Java is an interesting language for a Fediverse project because it's the one language with several mature implementations of Semantic Web tech (RDF, SPARQL, etc). JSON-LD just works, out of the box. It was kind of shocking to see Apache Jena do in a few minutes of work what took me weeks in Deno!
And I learned about a piece of the Semantic Web ecosystem I wasn't familiar with before. Have you heard the good word of OWL?
This is actually a good example of something that really bothers me in #ActivityPub / AS2 / #JsonLD
From a security standpoint and from a performance standpoint there is a world of difference between replies returning:
A list of references
A list of Links
A list of Objects
But from the standpoint of AP/AS2 there is no difference between these. They are all the same, and the documentation provides no guidance on navigating this.

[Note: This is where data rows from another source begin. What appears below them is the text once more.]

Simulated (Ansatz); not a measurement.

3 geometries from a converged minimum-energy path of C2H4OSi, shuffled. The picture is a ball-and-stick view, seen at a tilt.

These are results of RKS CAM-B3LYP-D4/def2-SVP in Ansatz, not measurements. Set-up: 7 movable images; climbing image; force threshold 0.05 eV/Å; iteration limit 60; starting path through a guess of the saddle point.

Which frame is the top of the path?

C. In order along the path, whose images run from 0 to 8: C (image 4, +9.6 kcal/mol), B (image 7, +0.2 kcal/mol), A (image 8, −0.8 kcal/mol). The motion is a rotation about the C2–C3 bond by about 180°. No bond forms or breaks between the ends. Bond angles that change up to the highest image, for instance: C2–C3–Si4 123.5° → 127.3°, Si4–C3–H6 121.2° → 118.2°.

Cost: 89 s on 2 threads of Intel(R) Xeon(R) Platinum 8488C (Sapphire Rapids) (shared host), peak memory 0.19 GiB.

Ugh, at some point I need to sit down and actually evaluate the performance of JSON-centric vs. #JsonLD centric models, but that's a friggin ton of work.
I just keep running into cases where it would be good to have as a reference.
As I read through the discussions around the creation of and revisions around #RDF three things are clear in my eye.
Usability was not the primary concern. It seems to have been widely believed that Other Tools™ would fill this gap and that RDF should focus first on a kind of expressibility.
Those Other Tools™ never materialized.
Most who use RDF-derived tooling seem to assume either that it gives them those tools or that Others™ will build them on top of their solution as well
This is… whatever it is for #RDF or even for #JsonLD, but I'd argue that it is absolutely the wrong choice for something like ActivityPub.
Just in a general communication over unreliable radio networks/distributed systems sense, nothing about this is a good idea.
Because when I am building a social network—or most apps of this nature—I care about things like round trip times, number of network calls, and what pieces of information I have, don't have, or can/cannot get to make a decision.
No. But it does mean that if you are going to use it you need to layer on top of it some additional set of restrictions.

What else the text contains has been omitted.